Wednesday, December 11, 2019

on tradition and loss

Until the past couple of years, I'd always approached the holidays with a certain level of excitement. Excitement for festivities, for presents, for family gatherings. I never wanted to rush it--relishing that after Thanksgiving, up went the tree and decor and thus began the shopping expeditions.  (Somehow for all that shopping, I was, and still am, a last minute gift shopper, even online.)  So much of Christmas was tradition--when we put the tree up, when we went to look at lights (this happened less as we got older, but it still occasionally happened as adults.)  You take a fundamental person out of these equations and the whole thing tips sideways.  Things change, entire family dynamics shift.  As such, I find myself trying to fake it til I make it terms of holiday joy, and it's a little exhausting sometimes.

And yet, new traditions take the place of old ones. For a while I try to set aside a day for my apartment decking out, though, some years are more spare than others (my tastes are changing toward more simple, minimalist decor (not to mention the hazards of two demon siamese.)  This year, I have a tiny tree with lights, some window snowflake decals, and a eucalyptus wreath on my apartment door. While I put everything up, I started watching terrible Hallmark-ish holiday romances and kept up the marathon through the rest of the weekend--while I cleaned, while I made books.  I've done this for the past few years, even before we lost my mother, so it's oddly comforting and something I look forward to.

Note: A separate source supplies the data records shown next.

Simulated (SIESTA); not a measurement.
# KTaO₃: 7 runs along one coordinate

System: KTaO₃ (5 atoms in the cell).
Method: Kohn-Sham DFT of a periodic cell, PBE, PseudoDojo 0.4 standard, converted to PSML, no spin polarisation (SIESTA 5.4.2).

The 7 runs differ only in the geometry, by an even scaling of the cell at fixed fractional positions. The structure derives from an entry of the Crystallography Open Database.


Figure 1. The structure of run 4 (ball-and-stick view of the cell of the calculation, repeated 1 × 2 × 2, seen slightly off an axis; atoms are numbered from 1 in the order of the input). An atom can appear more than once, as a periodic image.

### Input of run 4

Now, since my Dad's side of the family celebrates earlier in the month, we spend Christmas Eve with my sister--last year that included a trip to the Chinese Buffet and then presents & dessert at their place. And my Dad will cook for whoever is around on the holiday proper. It's not at all the same as it used to be, but mostly enjoyable if you can get around the hole that opens in the fabric sometimes and swallows you.  It doesn't look at all like it used to, which casts a wide shadow, yet you muddle through.   There are gatherings and parties that lead up, some of which I actually get out to--work stuff, Jonathan and I celebrate around the new year when I'm back in the city, all things to look forward to. But it's hard at the same time to approach it as eagerly as I once did.